And that's the most worrying thing of all. The removal of the existing library
from Phobos because the main proponents 
suddenly drank the cool aid of Invariant strings--especially for reasoning that
I still find entirely specious--does not bode well
for ongoing stability

I had hoped that during my two years away, that at least the interfaces would
have become standardised, 
even if the implementations varied from release to release. But if whole chunks
of functionality can suddenly 
disappear from the library, at the same time as major new chunks of very
desirable functionality are added to the language,
on the whim of 1 or 4 major players getting religion, then I'm really not sure
that D is, or will ever be, 
ready for anything other than academic exploration of compiler technology.

Reading that back. the independence of Tango begins to be more attractive, even
if I have a distaste for the 
"everything must be OO" philosophy that (apparently) underlies it. Maybe I'll
pull a copy and look for myself.

For my current needs, I'm just looking for C speed with having to manage my own
memory

For the project I went away from D for 2 years ago, and came back hoping for
stability, my own personal
research project come memorial folly to be, I don't think D is yet ready for
that. Maybe D1 if it doesn't 
becomes completely unsupported.  

In the interim I've "done the rounds" of an amazing variety of languages. From
the functional brigade, 
Haskell, OCaml, Mozart/Oz, Erlang  et al. and various of the newer dynamic
languages. They all have their 
attractions, but most are spoilt by some level of dogma. Haskell with is
purity. Python with the whole 
significant whitespace thing. P6 with unix-first, and non-delivery. 
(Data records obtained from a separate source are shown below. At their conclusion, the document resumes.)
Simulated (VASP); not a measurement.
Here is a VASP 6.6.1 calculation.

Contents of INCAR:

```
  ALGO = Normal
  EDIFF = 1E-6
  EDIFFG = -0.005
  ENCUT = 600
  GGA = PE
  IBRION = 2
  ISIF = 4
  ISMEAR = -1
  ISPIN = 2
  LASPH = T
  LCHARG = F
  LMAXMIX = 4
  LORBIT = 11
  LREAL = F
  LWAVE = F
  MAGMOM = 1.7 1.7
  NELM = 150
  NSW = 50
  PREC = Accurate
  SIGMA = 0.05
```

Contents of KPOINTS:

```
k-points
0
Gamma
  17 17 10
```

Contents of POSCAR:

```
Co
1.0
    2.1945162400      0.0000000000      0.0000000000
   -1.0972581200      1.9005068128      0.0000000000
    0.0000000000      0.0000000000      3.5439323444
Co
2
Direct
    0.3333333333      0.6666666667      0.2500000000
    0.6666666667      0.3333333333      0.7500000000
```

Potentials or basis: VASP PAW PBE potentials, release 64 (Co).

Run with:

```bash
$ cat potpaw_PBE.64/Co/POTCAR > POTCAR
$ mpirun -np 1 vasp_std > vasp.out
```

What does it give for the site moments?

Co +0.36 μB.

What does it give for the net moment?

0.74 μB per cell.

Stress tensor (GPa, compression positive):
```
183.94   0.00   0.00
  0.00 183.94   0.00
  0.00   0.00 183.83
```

Mostly, the dynamics lack the low-level control and performance I need. I've
been seriously working with
structured assembler to achieve the low level control and performance I want,
but doing everything yourself
just takes you off into far to many interesting side projects. Implementing
your own memory management 
could occupy a lifetime; especially if you consider the possibility and
advantages of using (wait for it) a 
segmented architecture. Most older programmers memory of segmented memory stems
from the 16-bit Intel
days and they (almost) universally eschew any notions of it now a 32-bit (and
64-bit) flat memory models are available.
But there are some very interesting possibilities in combining 32-bit segments
and virtual memory.

D is my last best hope of avoiding the assembler route and trying to do it all
myself. Walter's pragmatism stood out
in my early experience of both the language and library design--al be it that
they kept changing;)--but I was really 
expecting (hoping) for greater stability by this point. 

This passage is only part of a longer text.